One new text message: “Facebook Safety Check: Are you affected by the explosion?”

On Facebook itself, the notification is far less alarming: “Are you OK? It looks like you’re in the area affected by The Explosion in Gulshan-i-Iqbal, Lahore, Pakistan. Let friends know that you’re safe.” While this notification on the morning of March 27 was a malfunction on Facebook’s end (a large chunk of people receiving this notification lived on a different continent), it caused many to panic about this ambiguous “explosion” with no location or time.

It isn’t the first time that the website has misfired on its new additions. Facebook’s temporary profile picture overlays have been the subject of much ire over the past months, as natural disasters and terror attacks rocked some of the biggest cities in the world. What was supposed to be its saving grace is the Facebook Safety Check, which allows users to check in if they’re in an affected area and alert their friends list that they’re safe through a notification on the website.

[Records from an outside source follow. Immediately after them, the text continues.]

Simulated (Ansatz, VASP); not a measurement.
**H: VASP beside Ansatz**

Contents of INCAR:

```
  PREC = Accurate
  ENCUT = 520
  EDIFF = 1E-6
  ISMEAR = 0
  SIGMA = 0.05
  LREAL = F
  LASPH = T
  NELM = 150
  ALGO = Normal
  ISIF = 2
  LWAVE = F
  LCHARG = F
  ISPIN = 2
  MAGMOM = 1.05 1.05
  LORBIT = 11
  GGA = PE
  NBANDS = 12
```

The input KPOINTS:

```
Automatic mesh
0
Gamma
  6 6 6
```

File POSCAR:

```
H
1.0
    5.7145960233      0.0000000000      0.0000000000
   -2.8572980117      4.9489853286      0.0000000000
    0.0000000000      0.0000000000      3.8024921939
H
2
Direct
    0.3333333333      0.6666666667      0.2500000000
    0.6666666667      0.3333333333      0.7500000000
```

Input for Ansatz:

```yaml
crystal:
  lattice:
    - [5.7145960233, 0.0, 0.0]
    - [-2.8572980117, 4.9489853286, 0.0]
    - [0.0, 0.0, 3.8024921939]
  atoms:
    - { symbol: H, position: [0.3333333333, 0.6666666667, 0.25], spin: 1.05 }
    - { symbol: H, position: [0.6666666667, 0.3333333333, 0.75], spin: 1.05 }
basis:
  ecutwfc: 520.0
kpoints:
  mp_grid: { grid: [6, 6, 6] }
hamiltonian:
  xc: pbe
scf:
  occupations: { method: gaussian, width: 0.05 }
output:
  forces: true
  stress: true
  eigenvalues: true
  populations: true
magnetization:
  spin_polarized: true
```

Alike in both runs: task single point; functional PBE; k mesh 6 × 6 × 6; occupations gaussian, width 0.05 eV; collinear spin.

Suffice to say, inducing more panic isn’t the goal of this feature. However, it woke up some and instilled dread into citizens of other countries, while people in the area affected did not receive the text.

In this globalized environment, Facebook has the privilege of playing a big role in connecting its users to loved ones in other countries. It is the most widely-used social media website in the world with 1.59 billion monthly active users, according to Google at the end of 2015. Facebook’s newsroom web page states that 83.6 percent of its users live outside of the United States and Canada, and quite a few of those users have had to use those Safety Checks in recent months.

However, Safety Checks won’t cover all of the potential damage that could happen after the initial shock. An American citizen traveling in Brussels on March 22 let his loved ones know that he was safe immediately following the explosions at the city’s airport, only to be killed after doing so.

In the case of an aftershock, tsunami or additional attacks, people may have made a preemptive call. A series of Safety Checks, especially in the case of Brussels, would have made it easier for people who are hurt but not missing, to continually reassure or properly notify those who need to know.

While a user can simply choose to hit the button later, a deterrent in doing so is the desire to relieve family and friends of panic for as much time as they can. Some people may not even use social media while they’re vacationing in a different place. Traveling can mean cutting off all contact with a person’s day-to-day life, especially if it’s expensive to purchase data or hotel wifi overseas, so this social media feature can’t be the only way that your loved ones know you’re alive.

However, whether this miscalculated Safety Check adds fear into people’s hearts is debatable. It serves more as relief that this system continues to be so responsive, although alarming that it didn’t go off in the right country. A better-worded text is the dividing line between delivering news and scaring people, making it all the more important for the company to revisit Safety Check.

If Facebook wants to continue playing its role as the great connector between people globally, the company has to provide services like Safety Check to its users. Unfortunate incident aside (and knowing how Silicon Valley tech culture obsesses over perfectionism, it will be isolated), the Safety Checks are innovative uses of technology that serve a global population best.